Imagine being Sam Coonrod [1].

You go to spring training with a loaded team being talked up as bound for the World Series. You’re being talked up as a prospective member of said team’s bullpen. It’s got to be exciting.

But you don’t get out of March before being felled by a strained lat. The team goes north without you. All you can do is work on your rehab, hoping to heal up. Maybe, you think, you can be ready to go by the time summer’s ending. If so, all is not lost — that’ll be just as the postseason is coming into view.

Coonrod finally arrived Monday night, but these days when people around the Mets talk about the postseason, the logical next question is to ask which year is being discussed. He found a lineup featuring Rafael Ortega [2] and Jonathan Arauz [3]. He came into the game following a two-inning stint by Tyson Miller [4], who was making his own Mets debut. He handed the ball over to Phil Bickford [5], who passed the baton to Trevor Gott [6].

Miller to Coonrod to Bickford to Gott. Ortega and Arauz. Yep, just like we planned it.

And yet here’s the Because Baseball part. Those four relievers covered five innings as a bridge between a shaky Carlos Carrasco [7] and Adam Ottavino [8], walking a less than ideal four Pirates but allowing a very serviceable lone hit and an as-desired zero runs. Miller got the win in his maiden Met voyage. Arauz clubbed a homer and chipped in some flashy defense at second. Ortega, key to Sunday’s salvage win [9] against the Braves, stole a base.

It was enough to down the Pirates and give the Mets a second straight win [10], one in which they scored runs in the first six innings, something they hadn’t done in a home game since 1987, when Citi Field was just the vaguest of what-ifs.

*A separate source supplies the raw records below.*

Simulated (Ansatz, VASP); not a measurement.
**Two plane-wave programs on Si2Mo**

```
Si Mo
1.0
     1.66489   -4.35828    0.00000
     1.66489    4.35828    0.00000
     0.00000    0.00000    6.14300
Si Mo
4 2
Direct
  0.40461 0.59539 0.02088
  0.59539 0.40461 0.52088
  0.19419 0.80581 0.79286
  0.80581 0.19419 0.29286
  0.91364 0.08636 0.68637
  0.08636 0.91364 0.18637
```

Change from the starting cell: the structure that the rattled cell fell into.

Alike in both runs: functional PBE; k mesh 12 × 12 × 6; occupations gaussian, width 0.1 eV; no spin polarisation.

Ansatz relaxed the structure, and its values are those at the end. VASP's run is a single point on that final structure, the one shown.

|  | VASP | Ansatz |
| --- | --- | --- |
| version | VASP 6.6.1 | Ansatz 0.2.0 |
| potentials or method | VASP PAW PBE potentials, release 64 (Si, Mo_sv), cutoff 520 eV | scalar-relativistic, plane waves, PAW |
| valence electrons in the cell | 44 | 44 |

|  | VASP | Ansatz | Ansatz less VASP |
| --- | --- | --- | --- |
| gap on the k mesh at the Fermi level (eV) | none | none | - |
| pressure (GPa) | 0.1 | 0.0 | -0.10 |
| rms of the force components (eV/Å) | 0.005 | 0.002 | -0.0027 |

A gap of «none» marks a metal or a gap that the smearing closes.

It’s a reminder that ballplayers we disdain as waiver-wire chum and Quad-A Plan Es/Fs are still world-class athletes, whose only failing is being among the 1,000 best baseball players on the planet instead of the best 800. And it’s a reminder that even baseball played in garbage time because it has to be can yield little pleasures and little victories.

I bet Sam Coonrod’s happy — as well as Miller and Arauz. Whatever the standings say, they’re allowed to be. And you know what? So are we.